It’s not easy to choose the top 5 carnivals in Italy that you need to visit because there are so many unique & different festivals throughout the year. Italians celebrate Carnival according to the different traditions of the cities making each celebration different. Travelers, Italy lovers and Italians too, should plan a visit to at least one of these places and enjoy Italy at one of its most animated times of the year – February when the atmosphere becomes more lively and people are charging to celebrate the long-awaited carnival and dress up with many different costumes.There are five Italian cities famous for their Carnival and for the incredible feast they organize every year.

carnivals in Italy

Viareggio | Political Floats Carnival


The Viareggio Carnival is one of the most famous in Italy and it hosts numerous visitors every year. It originated in 1873 as a masquerade event for the upper classes. The celebration counts with huge animated parade floats, with caricatures of politicians and celebrities, masked dances and concerts for almost one month. Viareggio’s carnival has different themes every year, such as economic crisis, people’s fears, Internet etc.
A tip from an Italian? if you can, head to Viareggio a few days before the start of the carnival, is a really pretty town with a great seaside promenade and furthermore you can find a craftsman working on his masterpiece (all year long!) in anticipation of the event. This has become so important that they built hangars where the floats are created and a papier-mâché school. The decorations made the frame of this huge event, where also local bars and restaurants participate to create the festive atmosphere.

carnivals in Italy

Ivrea | Orange Throwing Carnival

Ivrea is a Piedmont’s town in the province of Turin, mostly known for its world-famous and crazy Carnival, established in 1808, which consists in an epic Battle of Oranges. Yes, they literally spend a whole day throwing oranges to each other, something pretty dangerous! If you want to avoid (or at least try) not to get an orange in your head, you have to wear something red, like a scarf or a shirt. The Battle is an allegory of the struggle for freedom, referred to the civil war between the people of Ivrea and the royal Napoleonic troops, and the meaning of the celebration supports the ideals of freedom. The Battle involves squads of “aranceri” on foot, representing the people, and squads of “aranceri” on carts, representing the Napoleonic troops, throwing oranges (symbolizing arrows) at each other. Nowadays is a competition between the different districts of Ivrea, which take it very seriously. The celebration hosts folkloristic groups and music performers from all of Italy and Europe.  At the end of the day Ivrea is completely submerged by pounds of oranges’ mash. If you don’t like oranges, please don’t go.

carnival in Italy

Putignano | A Very Ancient Carnival

Putignano is a town in the province of Bari, located in the region of Apulia, the heel of Italia. The Carnival of Putignano is the longest in Italy: it begins on December 26 and ends on Mardi Gras with a parade and the so called “funeral” of the Carnival. It is one of the most ancient carnivals in Europe: its origins go as far back as 1394. That year, the Knights of Malta and the governors of the area, moved the relics of St. Stephen from St. Stephen’s Abbey in Monopoli to Putignano, to protect them from the Saracens. As soon as the remains of the saint arrived in Putignano, farmers followed the religious procession, and when it was over, they celebrated with songs, dances, jokes and parody acts.
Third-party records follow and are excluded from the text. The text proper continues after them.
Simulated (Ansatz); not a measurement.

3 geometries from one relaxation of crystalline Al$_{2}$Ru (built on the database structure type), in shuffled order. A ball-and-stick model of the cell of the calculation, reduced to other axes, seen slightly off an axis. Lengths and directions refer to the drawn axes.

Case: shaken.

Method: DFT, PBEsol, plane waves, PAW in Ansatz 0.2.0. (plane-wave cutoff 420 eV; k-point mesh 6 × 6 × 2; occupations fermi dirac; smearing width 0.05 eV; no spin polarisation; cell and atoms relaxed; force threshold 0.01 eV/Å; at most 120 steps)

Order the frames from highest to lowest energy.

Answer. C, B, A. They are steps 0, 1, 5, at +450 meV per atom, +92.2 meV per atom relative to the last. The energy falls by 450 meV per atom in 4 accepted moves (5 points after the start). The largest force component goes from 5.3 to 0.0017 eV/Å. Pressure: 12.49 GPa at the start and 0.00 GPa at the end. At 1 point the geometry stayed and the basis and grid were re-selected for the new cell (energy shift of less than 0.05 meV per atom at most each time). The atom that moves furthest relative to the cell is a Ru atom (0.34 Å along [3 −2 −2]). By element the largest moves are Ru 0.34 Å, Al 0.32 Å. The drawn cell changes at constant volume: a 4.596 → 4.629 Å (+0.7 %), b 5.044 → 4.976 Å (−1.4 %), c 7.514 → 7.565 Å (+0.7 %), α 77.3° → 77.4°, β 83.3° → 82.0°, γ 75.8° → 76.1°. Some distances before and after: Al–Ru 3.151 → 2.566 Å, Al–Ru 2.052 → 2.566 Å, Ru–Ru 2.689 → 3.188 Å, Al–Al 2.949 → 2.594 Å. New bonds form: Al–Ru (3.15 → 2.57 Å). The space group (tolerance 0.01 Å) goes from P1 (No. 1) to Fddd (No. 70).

During the Carnival you can see many poets on the squares reciting satirical rhymes to entertain the people. As in all Carnival celebrations, masks and papier-maché floats take over the town in colorful masquerade parades.
A good reason to go to Putignano Carnival? It’s in Apulia, which means the most amazing food in Italy!

Cento | Rio Carnival of Italy

The Carnival of Cento, a town near Ferrara in Emilia-Romagna region, has ancient origins as testified by a fresco painted in the 17th century by a Cento native artist, Gian Francesco Barbieri, known as Guercino. The painting shows a local mask during a party organized for the citizens on Shrove Tuesday by the town’s Magistrate. Nowadays the Carnival of Cento is an important folkloristic event for the city because it was twinned with the Carnival of Rio de Janeiro in 1993, which gave to the Cento Carnival a significant international fame. You can admire incredible float parades in the historic center, and fell the spirit of Carnival among music, masked dancing figures and the famous launch of inflatable from the floats to spectators. The Carnival runs for the five Sundays prior to Lent. On the last Sunday a ceremony is held for the best costumes.

Cento has a strategic location, between Florence and Venice, so my suggestion is to plan a trip to the Central-North Italy and spend one day to celebrate the Italian Carnival in this little town like a local.
carnival in Italy

Venice | The Most Famous Carnival of Italy

Last but not least…the star of Italian Carnivals! The first official recorded Carnival celebration in Venice dates to 1296, when the Senate of La Serenissima made the day before Lent a holiday of fun and entertainments. Masks are the central component of the Venetian Carnival, used in the past to temporarily erase any distinction of social class, gender or religion.
In the 1797 Venice fell under the Austrians so Carnival Celebrations were suspended due to their subversive nature.
The old traditions resumed in the 1970 with the opening of a modern mask shop. Since that moment events, parades and a special festive atmosphere dominate Venice in the weeks of Carnival celebrations, while masquerade balls take place in the elegant buildings of the city, recreating the atmospheres of times gone by. Millions of visitors from Italy and abroad go to Venice to attend this extraordinary event known all over the world.
One of the most spectacular events of the Venice Carnival is the “Flight of the Angel”, where a person suspended in the air, tied to a metal cable, descends from the top of St. Mark’s tower to the Doge’s Palace.

Events such as masked balls must be booked in advance.

If you want to celebrate a famous and memorable Carnival, head for Venice. I have to confess that I’ve never been to the Carnival of Venice.  This is the typical epic event of your country that local people avoid because they say “I have time..”. But I’ve never gone there because this huge event can be intensely crowded and hotels and restaurants use to be very expensive, more than the normal high prices of Venice. However, it is a unique experience you will not stop talking about.